Billings, Mont. In a desperate effort to preserve the multinational meatpackers' freedom to continue exploiting consumers and livestock producers with their abusive, monopolistic market power, packer apologists have stooped to a new low.
"Meatpackers' apologists, some of whom claim to be journalists, are openly engaged in an unethical smear campaign targeted at Dudley Butler, Administrator of USDA's (U.S. Department of Agriculture's) Grain Inspection, Packers and Stockyards Administration (GIPSA), who heads the agency charged with overseeing the livestock procurement practices of meatpackers by enforcing the 1921 Packers and Stockyards Act," said R-CALF USA CEO Bill Bullard.
In June, Butler's agency issued a proposed rule (GIPSA rule) to implement provisions contained in the Packers and Stockyards Act, which prohibits meatpackers from engaging in unfair, unjustly discriminatory, or deceptive livestock procurement practices, or from using their inherent market power to prejudice or disadvantage U.S. livestock producers.

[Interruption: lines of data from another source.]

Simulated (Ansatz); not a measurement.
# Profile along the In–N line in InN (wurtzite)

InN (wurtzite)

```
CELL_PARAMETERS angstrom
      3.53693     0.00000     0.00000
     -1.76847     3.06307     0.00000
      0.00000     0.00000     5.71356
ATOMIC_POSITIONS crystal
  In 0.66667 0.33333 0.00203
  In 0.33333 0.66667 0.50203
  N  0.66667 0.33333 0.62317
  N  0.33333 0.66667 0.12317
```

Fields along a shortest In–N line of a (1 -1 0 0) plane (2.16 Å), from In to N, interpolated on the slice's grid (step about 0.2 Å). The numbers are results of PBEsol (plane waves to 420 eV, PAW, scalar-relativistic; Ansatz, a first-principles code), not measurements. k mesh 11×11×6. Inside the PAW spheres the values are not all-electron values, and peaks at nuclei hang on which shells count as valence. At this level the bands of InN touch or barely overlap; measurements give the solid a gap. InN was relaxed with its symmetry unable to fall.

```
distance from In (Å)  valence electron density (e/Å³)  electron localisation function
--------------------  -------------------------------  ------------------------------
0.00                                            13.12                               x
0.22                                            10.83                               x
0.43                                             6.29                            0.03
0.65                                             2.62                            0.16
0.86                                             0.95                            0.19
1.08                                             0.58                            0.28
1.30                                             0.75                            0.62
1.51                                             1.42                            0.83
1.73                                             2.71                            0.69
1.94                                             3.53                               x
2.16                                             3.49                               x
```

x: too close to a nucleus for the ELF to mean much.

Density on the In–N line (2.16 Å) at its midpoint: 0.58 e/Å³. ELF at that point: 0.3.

"The purpose of the proposed GIPSA rule is to prevent monopolistic meatpackers from capturing control of the livestock supply chain away from independent family farmers and ranchers," Bullard said. "And, the rule does this by preventing meatpackers from actually exercising their inherent, monopolistic market power to harm both consumers and livestock producers."
Bullard charges that meatpackers and their apologists are trying to divert attention away from the necessity of the GIPSA rule by attacking the GIPSA chief. He said the first attack came from BEEF magazine writer Troy Marshall, who unethically captured only a partial response Butler made to an audience member's question during the annual meeting of the Organization for Competitive Markets (OCM) over a year ago. Bullard said Marshall then used Butler's partial response to falsely accuse the GIPSA chief of intending to encourage more lawsuits in the livestock industry with the GIPSA rule.
OCM Executive Director Fred Stokes agreed: "Marshall not only unethically twisted Administrator Butler's statement, but he also purposely ignored Butler's contrast between conditions as they presently exist in the marketplace, which Butler said creates such uncertainty as to be "a lawyer's dream, a plaintiff lawyer's dream,' and how those conditions could be corrected with a rule that removes uncertainty by defining the perimeters of unlawful livestock procurement practices which, obviously, would significantly reduce the potential for litigation.
"I carefully reviewed the taped conversation between Mr. Butler and the audience, which is the same conversation that Marshall used to attack Mr. Butler, and there is no way any ethical person could draw such a perverse conclusion as did Marshall," said Stokes.
Stokes provided to R-CALFUSA a transcript of the conversation.
Transcript of Administrator Butler's conversation during OCM's 2009 annual meeting:
I truly believe that if you are going to regulate, authority has to be tempered with common sense.
You cannot try to over-regulate you cannot try to under-regulate.
I am a big believer in balance and consistency.
If we want the industry to survive over the long haul, it has to be balanced.
We are developing rules that deal with problems in the marketplace across the board.
It's just like a piece of legislation, you can't write a perfect piece of legislation.
We need your comments so we can put out the best finished product possible.